INTERVIEWS, REVIEWS & RELATED ARTICLES
"Craft is what enables you to be successful
when you're not inspired." - Brian Eno
Elsewhere JUNE 25, 2007 - by Graham Reid
BRIAN ENO: BEFORE AND AFTER SCIENCE
Of the many dozens of diverse albums by Brian Eno - who flared onto the music scene for the first two glam-louche Roxy Music albums - this is the best window into his remarkable career.
As a producer he was pivotal in the work of David Bowie, Devo, Talking Heads, U2 among many others. But he also created seminal albums of ambient music (music as ignorable as it is enjoyable), helmed his own Obscure label, soundtracks, music for art installations, and bent pop.
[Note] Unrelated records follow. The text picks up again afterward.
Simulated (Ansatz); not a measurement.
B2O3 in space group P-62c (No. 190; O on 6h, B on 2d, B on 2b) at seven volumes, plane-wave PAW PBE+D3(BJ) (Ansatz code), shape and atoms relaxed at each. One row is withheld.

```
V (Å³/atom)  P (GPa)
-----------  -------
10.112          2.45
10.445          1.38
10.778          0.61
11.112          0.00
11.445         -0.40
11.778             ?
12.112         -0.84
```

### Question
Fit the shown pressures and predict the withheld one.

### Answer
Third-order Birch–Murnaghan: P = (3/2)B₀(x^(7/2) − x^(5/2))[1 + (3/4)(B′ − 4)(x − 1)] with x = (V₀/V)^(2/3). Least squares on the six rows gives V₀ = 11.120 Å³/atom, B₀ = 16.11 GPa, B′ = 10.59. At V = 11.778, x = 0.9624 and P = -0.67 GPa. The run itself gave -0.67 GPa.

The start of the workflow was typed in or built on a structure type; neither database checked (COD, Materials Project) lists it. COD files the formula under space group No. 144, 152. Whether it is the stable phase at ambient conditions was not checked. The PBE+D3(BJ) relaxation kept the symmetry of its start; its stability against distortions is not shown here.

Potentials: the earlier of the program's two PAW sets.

This exceptional album has elements of all of those: the jerky, tense and angular King's Lead Hat was a nod of approval to the then-little known Talking Heads (the title is an anagram of their name); Kurt's Rejoinder is referenced in the found and abstract art of Dadaist Kurt Schwitters (there are samples, ambiguous and strange lyrics woven through the incessant rhythm) and everywhere there are sonic delights such as processed sounds, the fretless bass of Percy Jones, and strange synthesiser.
But what comes through most of all is a gentle and warm humanity in the instrumental tracks Energy Fools The Magician and Through Hollow Lands; the gorgeously optimistic Here He Comes; and a seductive pastoral feel on Julie With... and minimalist By This River (with the German duo Cluster, with whom he also collaborated to great effect).
The final track Spider and I is a holy moment befitting a Zen-inspired William Blake.
Before And After Science can act as Eno's calling card: if you prefer the instrumentals or gently atmospheric tracks you should then head towards albums such as Apollo, the Music For Films series, and his collaborations with avant-garde composer and experimentalist Harold Budd (to whom Through Hollow Lands is dedicated) or trumpeter Jon Hassell.
And all these set you up for his ground-breaking trilogy with Bowie from this period - Low, "Heroes" and the often-overlooked Lodger. Or the prescient My Life In The Bush Of Ghosts from '81 with David Byrne of Talking Heads which was years ahead of the game in its use of samples and found voices from radio broadcasts.
An album essential in any Elsewhere collection.